Massive fishponds in the areas now called the Wailupe and Niu penninsulas once helped feed many people, but they are gone. Chris Cramer, who teaches Spanish at the Honolulu Waldorf School, is dedicating his free time to preserving the remaining ones.
He co-founded the Maunalua Fishpond Heritage Center in 2007, just as the state planned to auction its ownership of the last two shoreline fishponds in Honolulu: Kalauha‘iha‘i and Kanewai. “We realized we could provide a positive alternative by bringing community stewardship to these historic treasures,” he explains.
One of the first things Cramer did was find old pond keepers and kupuna who were around when the ponds were thriving. These people were the living links to centuries of knowledge that was on the brink of being permanently lost.
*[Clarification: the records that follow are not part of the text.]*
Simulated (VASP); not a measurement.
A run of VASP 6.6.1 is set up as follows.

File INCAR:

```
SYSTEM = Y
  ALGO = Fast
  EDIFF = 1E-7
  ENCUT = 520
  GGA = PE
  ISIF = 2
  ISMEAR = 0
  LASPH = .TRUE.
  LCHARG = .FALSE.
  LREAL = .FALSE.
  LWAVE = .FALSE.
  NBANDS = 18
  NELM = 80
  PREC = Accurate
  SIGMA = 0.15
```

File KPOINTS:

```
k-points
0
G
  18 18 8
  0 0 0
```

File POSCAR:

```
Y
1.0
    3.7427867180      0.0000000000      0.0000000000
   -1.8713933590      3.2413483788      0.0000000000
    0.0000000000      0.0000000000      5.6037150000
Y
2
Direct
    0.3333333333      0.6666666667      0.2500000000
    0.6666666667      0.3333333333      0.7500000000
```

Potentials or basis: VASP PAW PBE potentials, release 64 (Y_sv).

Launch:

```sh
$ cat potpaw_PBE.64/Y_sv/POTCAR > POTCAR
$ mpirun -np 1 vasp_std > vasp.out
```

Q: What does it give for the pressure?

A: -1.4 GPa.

Film maker Ann Marie Kirk contributed to these efforts. She created the Maunalua Historical Website, www.maunalua.net, recounting a time when massive fishponds made Maunalua Bay a famous fishery. “Fish would sometimes even cover the road, igniting a frenzy as motorists rushed to scoop them up,” the site reads.
During the ’50s and ’60s, the ponds were filled to make room for housing, ending the fishpond era. The remnants of the former Maunalua Pond are now the community of Hawaii Kai and the Hawaii Kaii Marina, Cramer says. The 523-acre Keahupua-o-Maunalua was the largest fishpond in the Hawaiian Islands.